Dahlia Tuber Care


Getting started
Dahlias are cold-sensitive!
Dahlias prefer warm soil (60+ degrees) and sun (8+ hours). Here in the northeast planting begins around mid-May. Can't wait? Get a head start by planting each tuber in its own large pot (at least 12" wide) and keep in a warm sunny spot until your garden plot is ready.

Preparing your soil
Dahlias need fertile well-draining soil to succeed!

Heavy wet soils may cause tubers to rot before the plant is established. Mix in a bit of compost, and prepare loose and fluffy soil with a balanced slow-release fertilizer.

Planting
Dahlias Need space & Support

Lay the tuber on its side about 4" deep with the eye (new growth) pointing up toward the sky and cover with soil.

Dahlias need space to grow above and below the soil. The foliage will get tall and bushy, and your tuber will multiply into a large clump of tubers by the end of the season. Plant at least 12" apart and provide support such as a garden stake to keep plants upright.

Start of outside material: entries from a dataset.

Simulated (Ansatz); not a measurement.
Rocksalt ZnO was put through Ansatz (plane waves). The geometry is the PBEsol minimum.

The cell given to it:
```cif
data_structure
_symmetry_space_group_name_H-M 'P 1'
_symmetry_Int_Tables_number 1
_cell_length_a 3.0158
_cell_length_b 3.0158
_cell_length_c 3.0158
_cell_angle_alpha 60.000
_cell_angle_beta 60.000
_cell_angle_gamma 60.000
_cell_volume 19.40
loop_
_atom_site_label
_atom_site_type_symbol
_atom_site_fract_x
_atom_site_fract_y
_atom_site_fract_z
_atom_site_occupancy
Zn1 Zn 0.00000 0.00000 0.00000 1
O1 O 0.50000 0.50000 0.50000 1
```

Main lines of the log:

Wait to water until you see 1-2 sets of mature leaves above ground. When the plant is about 12" tall, snip off the growing tip above the first 2-3 sets of leaves to encourage a low sturdy branching profile, with more flowers on longer stems.

Dahlias prefer warm soil (60+ degrees) and sun (8+ hours). Here in the northeast planting begins around mid-May. Can't wait? Get a head start by planting each tuber in its own large pot (at least 12" wide) and keep in a warm sunny spot until your garden plot is ready.

Caring for your plants throughout the season
Dahlias Are a bit Needy

Slugs, snails, earwigs and many flying insects love to chomp on dahlias. Inspect your plants and take action at the first signs of damage!

Feed your plants throughout the season. The best feeding schedule is crafted by a soil test. I amend my soil prior to planting and use a liquid fish and kelp based fertilizer weekly once plants start producing.

End of season care
Dig and Save Your Tubers for Next season

After a hard fall frost, the foliage will die and your tubers will go dormant. Carefully dig your plant without cutting through the new tuber clump that has formed. Don't be tempted to shake the dirt off which could cause the necks of your tubers to break. Gently hose it off instead.

Store your tuber clump in peat, wood shavings, or vermiculite within a paper bag, cardboard box or vented box in a cool dark place where they will not freeze. Keep an eye on humidity throughout the winter. Too much humidity can cause rot and too little can cause shriveling.